Looking on the bright side

Some things in Chautauqua County are not as dire as one might think. For instance, it looks like we will see improvement of Route 60 connecting the “North” and “South” county. Tourism is flourishing. There are Thursday evening concerts, the upcoming fireworks, Wreck ‘n Roll, and picnics in the parks in Dunkirk. Fredonia has the Opera House, music in the park and a fabulous farmers’ market.

In Jamestown, there is the Lucille Ball theater, the coming Comedy Club, and the Chautauqua Institution in Chautauqua, and Lily Dale is in full swing just to name a few. According to County Executive Vince Horrigan, we are seeing an increase in our bed tax, and our area is a bright star for western New York.

When it comes to improvements, the dredging of the Barcelona Harbor has begun and the Dunkirk harbor is slated to start soon. And the seawall repair is finally moving forward. Our waterfront, and its continued beautification and accessibility, are critical to bringing people and businesses into our area. We can’t afford not to protect what we have and continue looking for ways to enhance this major resource.

Attracting business and industry continues to be a challenge, however. With the closing of the Carriage House, it is going to take a Herculean effort to find a buyer and a way to save those 400-plus jobs. Horrigan told me recently, “My staff and I are working diligently to secure a responsible buyer for the property who can bring a viable industrial concern into this area. Retaining jobs is paramount. This area can’t afford to lose 400-plus jobs. I am actively pursuing companies who are interested in the possibility of continuing a manufacturing concern in the Carriage House facility.”
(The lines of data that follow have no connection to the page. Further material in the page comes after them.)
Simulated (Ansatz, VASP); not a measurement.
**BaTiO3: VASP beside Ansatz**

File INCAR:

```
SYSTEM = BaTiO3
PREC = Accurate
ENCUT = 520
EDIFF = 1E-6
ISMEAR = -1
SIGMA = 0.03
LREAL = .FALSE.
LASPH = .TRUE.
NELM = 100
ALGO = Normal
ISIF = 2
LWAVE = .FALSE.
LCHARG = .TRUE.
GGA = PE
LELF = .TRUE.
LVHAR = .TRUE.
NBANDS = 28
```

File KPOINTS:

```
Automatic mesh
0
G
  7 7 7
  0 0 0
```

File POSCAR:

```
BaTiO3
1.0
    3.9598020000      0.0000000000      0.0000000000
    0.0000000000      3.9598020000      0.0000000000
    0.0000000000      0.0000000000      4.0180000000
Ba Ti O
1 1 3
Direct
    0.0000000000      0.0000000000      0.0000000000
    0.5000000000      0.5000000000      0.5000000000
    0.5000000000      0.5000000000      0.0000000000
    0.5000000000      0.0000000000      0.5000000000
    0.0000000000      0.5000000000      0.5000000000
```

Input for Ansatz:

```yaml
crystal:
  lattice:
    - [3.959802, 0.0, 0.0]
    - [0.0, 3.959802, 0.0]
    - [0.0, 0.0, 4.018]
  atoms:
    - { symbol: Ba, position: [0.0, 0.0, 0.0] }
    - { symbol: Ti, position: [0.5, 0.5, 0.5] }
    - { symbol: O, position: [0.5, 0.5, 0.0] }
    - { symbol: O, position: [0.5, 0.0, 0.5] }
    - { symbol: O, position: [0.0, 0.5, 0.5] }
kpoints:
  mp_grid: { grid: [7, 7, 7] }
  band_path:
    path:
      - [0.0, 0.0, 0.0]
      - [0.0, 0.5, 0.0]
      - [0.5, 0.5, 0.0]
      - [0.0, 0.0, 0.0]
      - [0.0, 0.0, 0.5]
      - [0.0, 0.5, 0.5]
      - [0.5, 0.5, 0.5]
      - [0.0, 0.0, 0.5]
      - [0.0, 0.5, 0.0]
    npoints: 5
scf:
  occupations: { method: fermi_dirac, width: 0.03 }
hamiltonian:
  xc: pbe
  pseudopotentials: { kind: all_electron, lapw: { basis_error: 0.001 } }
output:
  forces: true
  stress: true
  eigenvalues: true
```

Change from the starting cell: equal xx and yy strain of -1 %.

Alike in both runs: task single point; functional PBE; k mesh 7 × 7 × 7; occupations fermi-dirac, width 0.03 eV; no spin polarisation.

The property has been listed with a realtor and Horrigan and his staff are working with ConAgra as well as conducting a marketing study through the Empire State Development Agency. Horrigan said, “Along with the Start-Up NY Program, New York state has some good incentives for a company or companies to move into this area. The good news is that the non-compete clause has been removed from the equation, meaning that another food processing concern can come in now.” While the equipment and machinery will most likely be relocated to other ConAgra facilities, the infrastructure will remain intact.

And what about the regional water district? It seems there is finally some positive movement on this front. Both Dunkirk and Fredonia are now on board, and a grant submission is in place. This is just one of the many needed steps toward working together as a county, rather than maintaining independent fiefdoms in which individual turf becomes more important than the success of the majority.

We are not all bright and shiny, though. There seems to be an upsurge in the amount of reported drug trafficking in our area. Drugs are a problem for everyone – not just the abuser or the dealer. Drugs breed poverty and take too many innocent lives. Just this past week, I heard the Dunkirk police chief speak about the unimaginable abuse of drugs in our area. This is not just true for Dunkirk however – it is a countywide and statewide problem.

Horrigan told me that he is very concerned about this epidemic. “Drugs are a problem and a burden on every taxpayer.” It seems that almost daily we see obituaries where young people have died suddenly and unexpectedly, and too many of those are a result of drug overdoses. Horrigan said that the county has a four-point program in place, (1) stricter law enforcement; (2) education; (3) advocacy and (4) publicity.

I’ve told this story before, but I will tell it again. I was in a second-grade classroom when a little boy was having a particularly bad day. Through his tears he said to me, “Mrs. Westling, I’m going to go home and stick a needle in my arm.”

When I asked him why he would do that, he replied, “My mommy’s boyfriend does it and he says it makes him feel good.” This is a true story and it broke my heart. Our children are seeing and living with drug abuse and drug abusers – we owe it to them to do all that we can to stop what our county executive terms an “epidemic”.

The county is working with the municipalities to bring about stricter law enforcement when it comes to drug dealers. I heard city Chief David Ortolano say that his department might arrest someone one day only to have them back out on the streets selling again three days later. This is unacceptable. This will only stop when everyone steps up to the plate and advocates in every way possible against this illegal and life-taking epidemic.

Drug abuse leads to poverty, and poverty costs everyone.

While not everyone who is living in poverty is a drug user or dealer, most are on welfare and that is another crisis in our area. According to Horrigan, he has the welfare budget, and is tightening the qualifying requirements.

“We have a welfare to work program here in this county,” Horrigan said, adding “there are jobs available. Further, we have instituted a pretty extensive investigation process, and we have seen success in getting people who are not entitled to this benefit out of the system.”

Yes, welfare is a public assistance entitlement program. Like it or not, between the federal government and New York state, local agencies have very little flexibility when it comes to the welfare program. This is why workforce development is a priority. Welfare should be a temporary entitlement, not a permanent inheritance passed on from one generation to the next. It is not all gloom and doom. America remains a great country and a free country. My heartfelt thanks go to those who have served, and continue to serve, to keep us free.

Happy Fourth. Be safe and have a great day.